6 months into my 3rd year of study I passed JLPT1 and never touched studying Japanese again.
It has always been a big part of my life since then, and I credit that brutal effort with me really turning my life around. It was an absolutely epic adventure.
For example all downloadable Kanji decks basically ask "Kanji -> meaning, kun readings, on readings, nanori readings, translation, example jukugo, example sentence, pronunciation, stroke order, ...", i.e. not atomic at all.
I have instead made my own deck where each Kanji has multiple cards that ask for different pairs of information. One of the important reasons is that I may have more trouble remembering one of those than the others, and that should not make me have to redo those others, since SRS should ask when I'm about to forget.
I think I found your problem.
Try this cycle:
- Add however many cards you like
- Got bored and didn't finish all your cards? Stop and don't add any new card until you can finish quick enough to not get bored
- Finishing quickly? Add more cards
The exponentially increasing interval is your friend. Before you notice you won't be studying more than 10 cards a day :)
It doesn't feel like it in the first ~10 days of a block of cards, but there's a jitter in the spacing function, so you will see the same block at the same time 2 or 3 times but then they'll start dispersing and be a lot less overwhelming.
And most important of all: don't be afraid of slow progress: progress is progress!
I learned analysis a long time ago. Forgot most of it, despite applying it a lot.
I learned statistics twice, applied it, and still forgot most of it. The third time round I made flashcards and I haven't forgotten much.
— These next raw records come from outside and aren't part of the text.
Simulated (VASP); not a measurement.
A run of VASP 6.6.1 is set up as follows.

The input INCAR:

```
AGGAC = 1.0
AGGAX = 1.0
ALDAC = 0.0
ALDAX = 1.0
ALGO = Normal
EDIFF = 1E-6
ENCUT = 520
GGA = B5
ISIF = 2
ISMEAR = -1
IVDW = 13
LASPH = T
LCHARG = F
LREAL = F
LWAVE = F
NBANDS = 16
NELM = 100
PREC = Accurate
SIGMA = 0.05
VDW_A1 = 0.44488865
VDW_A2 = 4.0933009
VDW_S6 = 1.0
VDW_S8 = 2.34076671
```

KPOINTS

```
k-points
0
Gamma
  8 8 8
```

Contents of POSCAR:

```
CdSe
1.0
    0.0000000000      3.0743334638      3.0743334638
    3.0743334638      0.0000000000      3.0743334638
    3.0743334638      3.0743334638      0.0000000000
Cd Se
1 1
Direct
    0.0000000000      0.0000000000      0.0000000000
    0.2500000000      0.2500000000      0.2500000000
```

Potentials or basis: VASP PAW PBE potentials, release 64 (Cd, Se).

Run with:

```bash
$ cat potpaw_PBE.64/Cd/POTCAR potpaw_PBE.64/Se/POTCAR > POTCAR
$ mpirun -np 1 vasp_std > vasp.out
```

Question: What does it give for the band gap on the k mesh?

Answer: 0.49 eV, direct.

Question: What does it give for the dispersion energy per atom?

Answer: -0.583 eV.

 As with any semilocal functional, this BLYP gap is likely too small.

I studied a textbook on floating point arithmetic for work (mathematical - with theorems, etc). Because it was secondary to my main work, I would have gaps - sometimes for months, before I could return to it. Yet whenever I did return to it, I could continue where I left off without reviewing much - because of flash cards.
Memory is useful.
While "stupidly" learning a one-two word definition might not allow you to understand how a word is actually used, it will allow you to get its meaning should you encounter it in native material, delaying understanding to that moment.
The definition is "what is it?". There is nothing to understand here. It could be taught to a parrot or child to repeat this information.
What you're mentioning is a bunch of cards on top of that: how does a red black tree stay balanced on insertions? When is the self-balancing property of red black trees useful? When is it not? Etc etc.
You cannot answer this if you mistake a red black tree for another tree for example. It's essentially vocabulary.
Another one would be notations: what's the symbol for a cross product? Again, nothing to understand, but you must know it to work on actual math problems involving cross products.
And the great thing is, because of the spaced repetition, you don’t need to spend hours on it at a time. You can learn a lot in 5/10 mins a day.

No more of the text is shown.